Wood v. MUTUAL OF NEW YORK LIFE INSURANCE COMPANY, 405 F. Supp. 685 (N.D. Ala. 1975)

US District Court for the Northern District of Alabama - 405 F. Supp. 685 (N.D. Ala. 1975)
September 10, 1975

405 F. Supp. 685 (1975)

Betty W. WOOD, Plaintiff,
v.
MUTUAL OF NEW YORK LIFE INSURANCE COMPANY, Defendant.

No. CA75-H-869-J.

United States District Court, N. D. Alabama, Jasper Division.

September 10, 1975.

James K. Davis, Fite, Davis & Fite, Hamilton, Ala., for plaintiff.

Laurence D. Vinson, Jr., Bradley, Arant, Rose & White, Birmingham, Ala., for defendant.

 
ORDER

HANCOCK, District Judge.

This cause came on to be heard before the court at a regularly scheduled motion docket on September 5, 1975, upon motion of plaintiff to strike the first defense, the second defense, the fourth defense and the fifth defense of defendant's answer. The court has considered the motion as well as the supporting and opposing briefs, affidavits and exhibits and is of the opinion that the motion is due to be overruled and denied.

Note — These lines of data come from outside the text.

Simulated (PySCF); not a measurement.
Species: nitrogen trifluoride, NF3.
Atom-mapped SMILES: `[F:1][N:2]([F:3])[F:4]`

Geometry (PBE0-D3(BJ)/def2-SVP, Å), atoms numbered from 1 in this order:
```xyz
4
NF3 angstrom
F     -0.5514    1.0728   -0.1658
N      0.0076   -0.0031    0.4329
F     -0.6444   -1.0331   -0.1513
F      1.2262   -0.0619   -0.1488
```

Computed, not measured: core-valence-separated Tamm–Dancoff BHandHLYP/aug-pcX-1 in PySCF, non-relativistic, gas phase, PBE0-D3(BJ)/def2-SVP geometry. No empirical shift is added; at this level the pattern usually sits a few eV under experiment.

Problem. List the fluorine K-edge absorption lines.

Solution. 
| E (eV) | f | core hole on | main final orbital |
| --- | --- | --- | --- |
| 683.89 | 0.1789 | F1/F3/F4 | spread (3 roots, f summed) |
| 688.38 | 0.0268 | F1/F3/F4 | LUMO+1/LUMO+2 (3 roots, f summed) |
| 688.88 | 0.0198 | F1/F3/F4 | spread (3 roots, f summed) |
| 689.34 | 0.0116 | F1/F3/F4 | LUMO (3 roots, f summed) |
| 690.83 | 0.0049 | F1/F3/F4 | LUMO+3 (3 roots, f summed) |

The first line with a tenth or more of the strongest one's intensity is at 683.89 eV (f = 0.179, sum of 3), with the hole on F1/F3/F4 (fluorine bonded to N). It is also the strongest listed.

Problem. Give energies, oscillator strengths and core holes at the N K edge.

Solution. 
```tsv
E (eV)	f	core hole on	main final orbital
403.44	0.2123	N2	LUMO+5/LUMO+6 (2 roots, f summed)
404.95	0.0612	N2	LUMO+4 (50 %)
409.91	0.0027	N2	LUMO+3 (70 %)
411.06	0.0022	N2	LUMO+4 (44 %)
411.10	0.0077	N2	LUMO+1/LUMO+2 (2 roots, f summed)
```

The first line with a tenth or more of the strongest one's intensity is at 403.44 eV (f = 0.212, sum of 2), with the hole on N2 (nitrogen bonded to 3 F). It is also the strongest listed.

On June 9, 1975, Betty W. Wood filed suit in the Marion County Superior Court for the Fourth Judicial Circuit of Alabama against Mutual of New York Life Insurance Company (MONY) to recover on a policy of insurance which had been issued on or about June 30, 1960, insuring the life of her husband, James A. Wood. The action was removed here by the defendant pursuant to the court's diversity of citizenship jurisdiction. The parties herein admit that said policy of insurance, insuring the life of James A. Wood, was in fact issued on or about June 30, 1960. In her complaint, plaintiff alleges that James A. Wood died on December 8, 1961, and that defendant had notice of said fact. Plaintiff further alleges that the $25,000 face amount of the policy is now due and that she is the beneficiary of the proceeds of the policy.

By way of its answer, filed and served on July 3, 1975, the defendant asserts, inter alia, that the plaintiff's claim is barred by the applicable statute of limitations. On August 1, 1975, the plaintiff moved the court to strike certain of MONY's defenses, including the second defense of the statute of limitations. Plaintiff contends that MONY had previously denied liability on the ground that the policy was not in force and effect at Mr. Wood's death, and that it cannot now insist on another ground, namely, the statute of limitations.

In support of her contention, plaintiff relies upon the affidavit of Mr. Rankin Fite, her attorney. In essence, Mr. Fite states that through correspondence with MONY in December, 1974, and January, 1975, MONY indicated that its position was that the policy had terminated without value in June, 1961. Mr. Fite further states that he never received notice *686 from MONY that it was asserting any defense other than lapse of the policy without value in June, 1961.

For the purpose of deciding plaintiff's motion to strike, the court proceeds upon the assumption that defendant does not contest the above statements of Mr. Fite. In other words, the court, as a matter of law, will decide the propriety of the statute of limitations defense based upon the undisputed facts as they have developed to date.

Under Alabama case law when an insurer denies the existence of a contract of insurance upon notice of a claim under the policy, such acts as a waiver of other defenses which the insurer might later seek to assert. See, e. g., Home Insurance Company v. Scharnagel, 227 Ala. 60, 148 So. 596 (1933); Liverpool & London & Globe Insurance Company v. McCree, 213 Ala. 534, 105 So. 901 (1925). However, a careful review of these authorities indicates that there is a significant qualification to the foregoing principle. Under such qualification, defenses which are capable of being waived under the principle outlined above are limited to defenses arising out of an express condition contained in the insurance contract. Here, the statute of limitations raised by the defendant is a procedural bar imposed by reason of law and not a defense conferred upon the insurer because of a contractual undertaking. Plaintiff has not shown conditions upon which the running of the statute is tolled or upon which the statute is waived or removed. Therefore, the court is of the opinion that the statute of limitations may be an appropriate defense.

Accordingly, it is hereby ordered that plaintiff's motion to strike defendant's defense of the statute of limitations is overruled. It is further ordered that the motion as addressed to other defenses is likewise overruled.